In the meantime, agent Leonard dealt with the two other passengers in the Town Car. After confirming that there were no warrants for the passengers, he told them they could leave, and they left the scene on foot.

Faulkingham told Hutchings that if he was going to cooperate, then the two pas *88 sengers who were walking away would pose a problem. One of the passengers, Faulkingham said, was the roommate of his supplier, and as soon as he returned to his home “the heroin will either be flushed or hidden or something.” Faulkingham also asked the agents what type of deal he could get if he decided to cooperate. The agents explained that they were not authorized to make any deals, but would pass on information about his cooperation to the prosecutor, who could work out a deal with Faulkingham’s attorney.

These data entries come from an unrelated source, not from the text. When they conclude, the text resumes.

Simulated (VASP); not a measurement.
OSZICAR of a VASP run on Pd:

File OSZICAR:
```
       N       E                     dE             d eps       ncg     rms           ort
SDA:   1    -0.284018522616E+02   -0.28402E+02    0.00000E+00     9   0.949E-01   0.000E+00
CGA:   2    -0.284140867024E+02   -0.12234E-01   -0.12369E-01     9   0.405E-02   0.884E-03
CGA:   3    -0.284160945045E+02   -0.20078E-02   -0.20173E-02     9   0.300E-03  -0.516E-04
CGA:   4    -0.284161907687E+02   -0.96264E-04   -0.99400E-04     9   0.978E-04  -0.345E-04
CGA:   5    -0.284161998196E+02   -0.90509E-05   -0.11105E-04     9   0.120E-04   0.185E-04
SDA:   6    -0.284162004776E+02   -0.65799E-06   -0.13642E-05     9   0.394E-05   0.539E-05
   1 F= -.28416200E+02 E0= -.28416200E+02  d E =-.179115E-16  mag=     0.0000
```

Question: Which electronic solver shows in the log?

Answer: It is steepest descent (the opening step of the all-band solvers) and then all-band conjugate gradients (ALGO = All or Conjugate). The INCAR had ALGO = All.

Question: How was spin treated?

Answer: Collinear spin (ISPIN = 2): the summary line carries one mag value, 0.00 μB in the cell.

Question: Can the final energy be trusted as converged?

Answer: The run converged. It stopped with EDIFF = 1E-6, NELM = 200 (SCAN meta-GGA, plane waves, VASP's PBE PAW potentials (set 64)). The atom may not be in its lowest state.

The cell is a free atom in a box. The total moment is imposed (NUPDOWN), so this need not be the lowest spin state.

Leonard and Hutchings searched Faulk-ingham’s car, but found no other significant evidence. While they were searching the car, Faulkingham’s wife, who happened to drive by the scene, stopped in her red pickup truck. She was dismayed when Hutchings told her of Faulkingham’s arrest and said Faulkingham had recently completed a drug rehabilitation program. Hutchings gave Faulkingham’s wife permission to speak with him. Faulkingham apologized to her, and asked her to get some bail money and to call his attorney.

As the agents were finishing up their search of Faulkingham’s car, Faulkingham got the agents’ attention, and when they walked up to their car, he told them that if he was going to cooperate and be helpful to them, he would have to be on the phone with his supplier by 3:30 p.m. Hutchings and Leonard both realized that it was already 3:28 p.m. Leonard called the agents’ supervisor, Peter Arno, to get instructions on how to proceed. Arno gave the agents permission to have Faulkingham contact his supplier and record the phone call.

Faulkingham asked the agents to leave the roadside so that he would not be seen. After releasing Faulkingham from the handcuffs, Hutchings drove the agents’ car, with Faulkingham in it, to a marina about a mile away. Leonard followed them in the Town Car. At the marina, Faulkingham made a few attempts to contact his supplier, but he failed because of bad reception. Faulkingham also suspected that his supplier did not answer the phone because he did not recognize the caller ID number, or because the supplier’s roommate had already informed the supplier of Faulkingham’s arrest. The agents asked Faulkingham how he was feeling to be sure he was not yet sick. Faulkingham continued to appear normal.

Because Faulkingham could not reach his supplier from the marina, he persuaded the agents to go to his house and make the phone call from there.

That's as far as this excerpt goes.